In Beane’s mind, the questions about Allen’s performance (and whether the Bills trust him as a franchise QB moving forward) seem to be answered.

“Josh is a guy we believe in and we would definitely take a look at him later this offseason,” he told Collinsworth, but noted the Bills want to work through their backlog. “Right now we’ll focus on our upcoming free agents plus anybody we want to add and then the draft. Generally what I’ve done here is look at guys to extend once we get through the draft, see what our money is like, see how we can structure it to fit not only this year but the years beyond.”

Rather than Allen, the biggest question on Beane’s mind is how the salary cap will play out—not just this year, but in the future. The 2021 salary cap, even though it was expected, was still a shock to the system.

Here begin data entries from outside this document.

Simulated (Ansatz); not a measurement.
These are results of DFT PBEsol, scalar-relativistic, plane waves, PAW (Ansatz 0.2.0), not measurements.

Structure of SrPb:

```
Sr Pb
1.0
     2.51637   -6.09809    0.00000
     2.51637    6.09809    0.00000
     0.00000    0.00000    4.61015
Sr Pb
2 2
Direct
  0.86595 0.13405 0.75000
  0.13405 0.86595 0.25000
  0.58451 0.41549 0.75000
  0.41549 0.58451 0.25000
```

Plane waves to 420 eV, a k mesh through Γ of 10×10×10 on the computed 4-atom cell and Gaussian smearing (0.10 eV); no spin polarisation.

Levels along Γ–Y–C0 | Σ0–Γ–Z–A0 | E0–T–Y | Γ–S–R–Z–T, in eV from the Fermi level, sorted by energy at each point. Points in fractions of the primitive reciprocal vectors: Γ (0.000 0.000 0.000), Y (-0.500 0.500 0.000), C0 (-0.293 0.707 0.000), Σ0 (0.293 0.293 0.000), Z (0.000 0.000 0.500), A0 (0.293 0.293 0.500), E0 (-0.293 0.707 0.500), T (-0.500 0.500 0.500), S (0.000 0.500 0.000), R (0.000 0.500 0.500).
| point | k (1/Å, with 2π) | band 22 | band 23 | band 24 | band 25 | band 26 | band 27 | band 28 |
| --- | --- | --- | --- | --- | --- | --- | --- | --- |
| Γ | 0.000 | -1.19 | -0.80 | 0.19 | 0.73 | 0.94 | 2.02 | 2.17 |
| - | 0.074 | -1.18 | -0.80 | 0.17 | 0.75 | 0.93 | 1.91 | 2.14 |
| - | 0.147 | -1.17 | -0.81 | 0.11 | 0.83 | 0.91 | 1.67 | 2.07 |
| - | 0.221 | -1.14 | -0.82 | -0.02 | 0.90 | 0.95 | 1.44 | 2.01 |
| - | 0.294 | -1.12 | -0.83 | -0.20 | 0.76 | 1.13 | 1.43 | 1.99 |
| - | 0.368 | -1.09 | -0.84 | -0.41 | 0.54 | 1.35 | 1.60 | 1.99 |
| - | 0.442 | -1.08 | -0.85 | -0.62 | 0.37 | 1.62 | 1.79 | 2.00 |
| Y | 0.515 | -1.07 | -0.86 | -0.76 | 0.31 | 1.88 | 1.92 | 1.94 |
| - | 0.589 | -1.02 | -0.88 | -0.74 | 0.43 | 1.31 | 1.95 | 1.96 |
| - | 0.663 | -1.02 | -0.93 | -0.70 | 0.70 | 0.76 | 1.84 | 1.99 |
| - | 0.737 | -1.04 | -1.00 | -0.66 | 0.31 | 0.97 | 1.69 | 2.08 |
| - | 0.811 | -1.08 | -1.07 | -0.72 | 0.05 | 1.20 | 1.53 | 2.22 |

“One of the things that I’m gonna want to look at is—what are things looking like for this year, say in May, does it look like we’re gonna have 75 percent (capacity filled with fans) in the stands, 100 percent in the stands,” said Beane, “and just try and see if we can predict what next year’s cap will look like based on a new TV deal [and] fans in the stands. Just to know how we would structure his new deal if we were to do something this year.”

If the timing isn’t right for a long-term extension, Beane has a plan for Allen.

“We have the fifth-year option,” he added. “If we can’t make it work or we don’t have good clarity on the cap, we’ll pick that up to protect us going into next season.”